Never Give Up

The words that still ring true for a youth service that emerged to fight to save young people from petrol sniffing

These petrol sniffers are our own flesh and blood, yet we have lost them all to petrol…They will live their lives in wheelchairs with acquired brain injuries. But for the new recruits, we are hoping that with Opal there will be no new recruits to petrol sniffing” Janet Inyika

Petrol sniffing brought a plague of brain injuries, violence and often death to remote NPY communities. Petrol sniffing destroyed families and devastated communities.

Almost from the beginning, NPYWC’s members sought help to combat this insidious and destructive habit, which seemed at the time beyond the control of families.

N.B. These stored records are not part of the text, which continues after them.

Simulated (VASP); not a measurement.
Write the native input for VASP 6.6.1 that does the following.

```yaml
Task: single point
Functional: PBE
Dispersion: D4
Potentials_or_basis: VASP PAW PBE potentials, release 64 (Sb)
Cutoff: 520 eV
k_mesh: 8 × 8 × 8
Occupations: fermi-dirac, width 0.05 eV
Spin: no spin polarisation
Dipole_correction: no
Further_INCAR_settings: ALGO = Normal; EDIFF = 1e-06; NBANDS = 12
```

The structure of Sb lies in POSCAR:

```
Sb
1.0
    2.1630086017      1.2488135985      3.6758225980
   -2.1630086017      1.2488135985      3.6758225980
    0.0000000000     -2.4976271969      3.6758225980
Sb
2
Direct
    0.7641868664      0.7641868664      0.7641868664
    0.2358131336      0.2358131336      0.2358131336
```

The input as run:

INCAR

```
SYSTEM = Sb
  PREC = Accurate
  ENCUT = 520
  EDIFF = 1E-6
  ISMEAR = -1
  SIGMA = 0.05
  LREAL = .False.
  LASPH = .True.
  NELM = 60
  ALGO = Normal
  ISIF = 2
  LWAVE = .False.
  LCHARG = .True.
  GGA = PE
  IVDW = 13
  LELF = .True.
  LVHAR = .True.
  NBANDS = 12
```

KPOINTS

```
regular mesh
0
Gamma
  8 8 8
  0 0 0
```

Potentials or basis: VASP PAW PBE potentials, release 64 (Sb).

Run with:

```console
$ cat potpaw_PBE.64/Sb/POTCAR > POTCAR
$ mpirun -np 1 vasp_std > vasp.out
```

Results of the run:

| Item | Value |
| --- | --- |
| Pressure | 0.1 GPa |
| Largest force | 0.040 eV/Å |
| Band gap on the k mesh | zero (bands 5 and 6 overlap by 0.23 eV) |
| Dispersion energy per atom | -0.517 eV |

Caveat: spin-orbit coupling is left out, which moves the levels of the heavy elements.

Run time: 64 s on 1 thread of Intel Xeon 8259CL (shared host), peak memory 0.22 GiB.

They became increasingly desperate to stop a practice killing and disabling their children and grandchildren. Government responses were sometimes piecemeal and short-term, seeking solutions from communities that they were incapable of providing.

NPYWC started a Youth Service in Kaltjiti (Fregon), APY lands in 1999 as a response to the petrol sniffing crisis.  Members and Directors of NPY Women’s Council  stood beside the service and fought tirelessly to have this epidemic dealt with.  Leading the fight was NPYWC member Janet Inyika also known as Miss Never Give Up.

opal indigenous aboriginal inyika

Janet Inyika– a fierce opponent of petrol sniffing

NPYWC, alongside CAYLUS and Voyages Resort (Yulara) formed the Opal Alliance in 2005. This lobbying body worked urgently to advocate for the roll out of Opal fuel, a low aromatic substitute with no intoxicating effect.

By the end of 2005 Opal fuel was rolled out in Yulara, some nearby communities and roadhouses (a few of whom were reluctant to take it up). By 2006, the Opal Alliance had lobbied Minister Abbott who agreed to subsidise the roll out of Opal into Alice Springs. By 2009, 120 communities and commercial outlets right across the NPY lands, from Kalgoorlie to Alice Springs had swapped to Opal fuel.